Variable life insurance allows a person to invest in different types of funds such as money market, bonds, equities, and various combinations of different types of investments to affect the cash value in a positive way. The value of the death benefit can change depending upon the worth of the investments. The amount to invest in funds can be a portion of the actual premium so if there are losses incurred it will not affect the entire balance of the cash value. Variable life insurance allows the policy owner to earn money without being taxed on those earnings until the policy is cashed out. However, there is a possibility of losses as well. "And that which thou sow, thou sow not that body that shall be, but bare grain, it may chance of wheat, or of some other grain" (1 Corinthians 15:37).



Policies may vary depending upon the insurance company and what investments they allow for variable life insurance. Some choices for investing a portion of a premium include equities and bonds both nationally and/or globally. Policyholders should be able to see what is happening with their money on a daily basis when part of the premium is invested. In addition, they should have some say as to what the money is invested in. Many reps will suggest being diversified by investing in a mix of choices. Insurance companies may vary in what they allow or options that they offer on investments. They should offer a variety of investment choices in order for it to be attractive to the maximum amount of people or policyholders.



The death benefit at the time of death is based upon the face amount of the policy plus any cash value that occurs because of investments. Variable life insurance that has returns on investments may more than pay for the premiums on the policy. When the investments are poor the policy can lapse because the investment is not enough to make the premiums. If this happens then the policyholder needs to be informed so premiums can be paid or there will be no death benefit available when needed. A person considering this type of policy should consider making the premiums every month without considering the investments so the policy will not be in danger of lapsing.

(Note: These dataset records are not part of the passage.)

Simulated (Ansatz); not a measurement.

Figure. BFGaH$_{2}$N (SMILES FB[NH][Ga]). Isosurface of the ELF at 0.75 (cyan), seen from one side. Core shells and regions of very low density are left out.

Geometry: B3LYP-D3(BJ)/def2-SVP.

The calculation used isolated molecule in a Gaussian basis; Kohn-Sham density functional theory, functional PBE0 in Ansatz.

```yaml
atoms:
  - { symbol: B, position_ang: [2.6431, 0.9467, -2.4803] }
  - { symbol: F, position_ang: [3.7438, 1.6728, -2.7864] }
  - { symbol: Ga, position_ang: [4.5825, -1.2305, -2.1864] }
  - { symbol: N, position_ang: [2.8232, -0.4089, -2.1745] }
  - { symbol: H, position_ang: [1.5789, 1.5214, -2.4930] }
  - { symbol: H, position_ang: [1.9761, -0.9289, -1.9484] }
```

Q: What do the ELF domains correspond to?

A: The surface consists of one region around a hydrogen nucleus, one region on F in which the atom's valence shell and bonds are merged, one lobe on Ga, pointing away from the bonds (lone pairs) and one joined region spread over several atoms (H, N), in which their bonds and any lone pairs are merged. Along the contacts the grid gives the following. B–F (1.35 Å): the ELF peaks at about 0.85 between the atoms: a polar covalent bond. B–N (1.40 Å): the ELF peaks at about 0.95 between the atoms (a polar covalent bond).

The costs of variable life insurance is usually more expensive compared to whole, term and universal but there are some benefits that may make it a better choice. Advantages to consider are tax free earnings and the increase of the cash benefit at the time of death. The policyholder should realize that withdrawals and loans can affect the cash benefit as well. Term insurance is only good for a certain period of time but may be able to be renewed or converted to whole life and does not increase in value or have cash benefit. Whole life policies have guaranteed cash value and the value can be borrowed against but borrowing reduces the death benefit until the money is paid back. Interest is charged to the policyholder when paying back the borrowed amount.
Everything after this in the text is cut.